Permit me to say, signor Colonello, that I do not approve of your excessive goodness. In the war we are waging, and from knowledge of Italians, being good is a defect and we must not and cannot be so in the interest of our
patria
and of the Cause for which we are fighting. Every so often it is necessary to shoot men, if only to try out weapons.
1

Not, of course, that this drastic and cynical policy was carried out to the letter; but the very fact of declaring it is a sign of the presence of a hyper-militaristic cultural structure, seen as the only alternative to the laxity which was in turn so much a part of the Italian military tradition.
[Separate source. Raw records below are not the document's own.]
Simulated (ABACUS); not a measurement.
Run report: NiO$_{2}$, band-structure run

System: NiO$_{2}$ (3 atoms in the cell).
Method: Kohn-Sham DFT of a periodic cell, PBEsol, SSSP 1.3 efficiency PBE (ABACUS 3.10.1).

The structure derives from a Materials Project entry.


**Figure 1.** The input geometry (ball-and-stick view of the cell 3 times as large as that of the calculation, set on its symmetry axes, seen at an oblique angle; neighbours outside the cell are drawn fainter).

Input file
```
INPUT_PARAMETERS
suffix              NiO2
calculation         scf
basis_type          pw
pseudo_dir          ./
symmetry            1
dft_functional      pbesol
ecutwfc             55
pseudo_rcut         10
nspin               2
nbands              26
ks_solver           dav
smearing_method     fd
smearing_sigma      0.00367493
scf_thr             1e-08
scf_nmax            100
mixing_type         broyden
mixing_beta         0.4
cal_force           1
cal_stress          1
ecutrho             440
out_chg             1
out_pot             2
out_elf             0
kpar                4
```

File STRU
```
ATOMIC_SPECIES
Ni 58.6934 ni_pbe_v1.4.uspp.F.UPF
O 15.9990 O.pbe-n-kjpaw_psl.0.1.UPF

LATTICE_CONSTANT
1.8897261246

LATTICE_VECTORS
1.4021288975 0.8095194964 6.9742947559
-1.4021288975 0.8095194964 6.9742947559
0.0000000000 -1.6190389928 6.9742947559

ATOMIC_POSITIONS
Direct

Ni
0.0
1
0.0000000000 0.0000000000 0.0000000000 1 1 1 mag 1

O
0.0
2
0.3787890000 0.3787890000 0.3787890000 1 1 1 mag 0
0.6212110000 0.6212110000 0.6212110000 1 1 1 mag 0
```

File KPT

The most pressing problem that had to be faced was that of distinguishing oneself from the robbers and plunderers who got busy on the wave of dissolution of the Royal Army and the pillaging of military stores that had followed it. The phenomena of the days immediately following the Armistice still lie this side of the distinction between robberies and plundering, on the one hand, and acts committed by the bands in order to sustain themselves, on the other. Little by little, the CLN, CVL and party organisations would, at least to some extent, take charge of this aspect of the struggle too. A late Action Party report which announced that ‘the demarcation line' between partisan activity and banditry ‘is often highly uncertain', said that the prestige of the Commands and of the CLNs greatly depended on the regularity of the financing they received.
2
But the first bands had had to fend for themselves.

Intent on distinguishing between criminality and politics wholly within the practice of killing, Nuto Revelli wrote in his diary with his customary frankness:

The phenomenon of banditry is spreading. Disbanded ex-servicemen of the 4
th
Army and local delinquents, passing themselves off as partisans, are terrorising the population. All it takes to muddy the waters is an Alpino cap, a grey-green tunic. As we catch them we'll shoot them. If we want to ensure that the Germans and Fascists don't lump things together, cashing in on them so as to defame us, we must show no pardon.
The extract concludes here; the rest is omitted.